Monday, June 6, 2016

The Birds and the Bees

Nahhh, this post isn’t going to go as you might think… 

First, the Birds

The other day when we butchered our last batch of Red Ranger meat birds, we faced a dilemma that we’ve always faced – transporting the birds from the chicken tractor to the temporary “slaughter house” we have set up in the back yard.  In the past, I’ve carried them by hand, walking across the pasture.  I’ve put several of them in buckets and carried them.  I have a friend that got online and downloaded plans for some stackable chicken carrying crates and built them.  Or you can buy the chicken carrying crates, but they are expensive. 

We’re not raising meat birds to sell – just for personal consumption, so I wanted to use something on-hand (so we wouldn’t have to purchase anything), something easy, something cheap and something efficient.  Here’s a simple trick that we used that worked like a charm and met all of the aforementioned requirements.

We have an old wagon that we hook up behind our lawn tractor to haul leaves, sticks, dirt, or whatever we may be hauling.  Could it be used for hauling chickens?  We’re about to find out!  I think the wagon is large enough to carry all 23 birds, but they’ll jump out.  How will we solve this problem?  Well, we have an old pallet laying against the fence that will do the trick, I believe.

Wagon with a makeshift cover
Here is the wagon completely loaded with the pallet pulled over the top:


The slats in the pallet are narrow enough that you have no escapees and big enough that you can peer between the slats and keep an eye on them.

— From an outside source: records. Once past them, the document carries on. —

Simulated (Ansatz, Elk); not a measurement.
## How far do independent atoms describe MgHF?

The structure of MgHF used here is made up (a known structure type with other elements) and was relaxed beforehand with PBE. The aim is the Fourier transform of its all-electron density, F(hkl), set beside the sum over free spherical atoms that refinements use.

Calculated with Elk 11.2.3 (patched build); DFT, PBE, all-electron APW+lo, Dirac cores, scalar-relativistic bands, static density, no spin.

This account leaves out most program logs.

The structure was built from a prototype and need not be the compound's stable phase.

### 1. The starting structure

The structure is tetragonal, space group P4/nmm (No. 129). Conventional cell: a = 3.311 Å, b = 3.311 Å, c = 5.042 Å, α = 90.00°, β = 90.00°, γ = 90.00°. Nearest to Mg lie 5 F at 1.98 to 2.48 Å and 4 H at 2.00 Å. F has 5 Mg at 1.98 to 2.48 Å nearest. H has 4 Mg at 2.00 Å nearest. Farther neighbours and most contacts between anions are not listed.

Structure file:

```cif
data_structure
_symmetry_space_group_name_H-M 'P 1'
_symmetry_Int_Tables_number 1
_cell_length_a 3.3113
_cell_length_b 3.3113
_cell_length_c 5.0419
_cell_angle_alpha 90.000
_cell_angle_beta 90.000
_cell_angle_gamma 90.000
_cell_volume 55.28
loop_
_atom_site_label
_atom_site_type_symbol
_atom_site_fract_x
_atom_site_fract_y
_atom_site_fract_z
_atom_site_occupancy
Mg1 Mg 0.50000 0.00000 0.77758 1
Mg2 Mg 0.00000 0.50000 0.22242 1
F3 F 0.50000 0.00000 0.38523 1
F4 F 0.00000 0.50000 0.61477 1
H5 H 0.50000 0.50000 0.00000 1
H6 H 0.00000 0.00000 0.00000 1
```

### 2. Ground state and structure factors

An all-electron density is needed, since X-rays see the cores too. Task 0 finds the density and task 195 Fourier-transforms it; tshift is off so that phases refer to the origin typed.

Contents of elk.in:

Keeping an eye on the meat birds
Although these birds have lived in a chicken tractor for the last 13 weeks of their lives, they’ll now be transported to the slaughter location by another type of chicken tractor the night before butchering.  This ‘chicken tractor’ is being driven by Benjamin, the driver of the “rooster cruiser.”

A wagon load of meat birds going to slaughter
Then they are off-loaded into a cattle trailer where they will have access to water only as their digestive system is cleared for a cleaner butchering process.

In the cattle trailer for the night
Here is a quick peek at the portable slaughter location we have set up.  We’ve shown this arrangement in previous posts, but looking right to left, you can see the killing cones where the chickens are killed/bled, then the scalding station where they are scalded, then the plucking station where the feathers are removed.  Normally we use the Whiz Bang Chicken Plucker, but we didn’t have access to it this time.  Just to the left of that is where we pull the heads off and cut the feet off.  Then they are lined up on a bench for gutting.  Once gutted they are submerged in buckets of water to cool down prior to freezing.

The Slaughter set-up
Now for the Bees

For over three years now, we’ve played host to a colony of honeybees that live in a fiberglass column (our ‘columny’ of bees) by the side entrance to our home.  They’ve never stung anyone and we like having a bee hive so that they pollinate our trees and vegetable garden.  Generally they go about their business and we go about ours and we don’t think too much about them.  Every year though, when it warms up, they make their presence known by bearding outside the entrance to their hive in the column

Bee Beard
What is going on?  Well, bearding can be a sign of a strong, healthy colony.  The honey inside is maturing and to keep the honey inside at an optimal temperature, the bees will exit the hive and fan with their wings, forcing air into the hive, helping to regulate temperature.

It could also mean that they’ve run out of room to expand and similar to a family that has out-grown their ‘starter-home,’ they’ll begin looking for a new place.  What we’ve seen in prior years is that the hive will throw off a swarm.  What will happen is that one of the queens will leave the hive, taking with her worker bees.  The new swarm will beard outside like they are doing in the photo above and below and then they’ll take off, usually balling up in a shrub nearby before departing to look for another home.  The bees remaining will stay, no doubt enjoying the extra space that the departing swarm has given them and then with successive hatches, the colony will launch additional swarms.

Bees bearding - cooling down or about to swarm?
Unfortunately we have no way to access the honey in the column.  One of these days I’d like to ask one of my beekeeper friends to capture the colony and put them in a box in the backyard where we’d get the best of both worlds – the pollinating they perform AND the delicious honey they provide.  We also may get more visitors as the bearding by the back door probably suppresses house guests!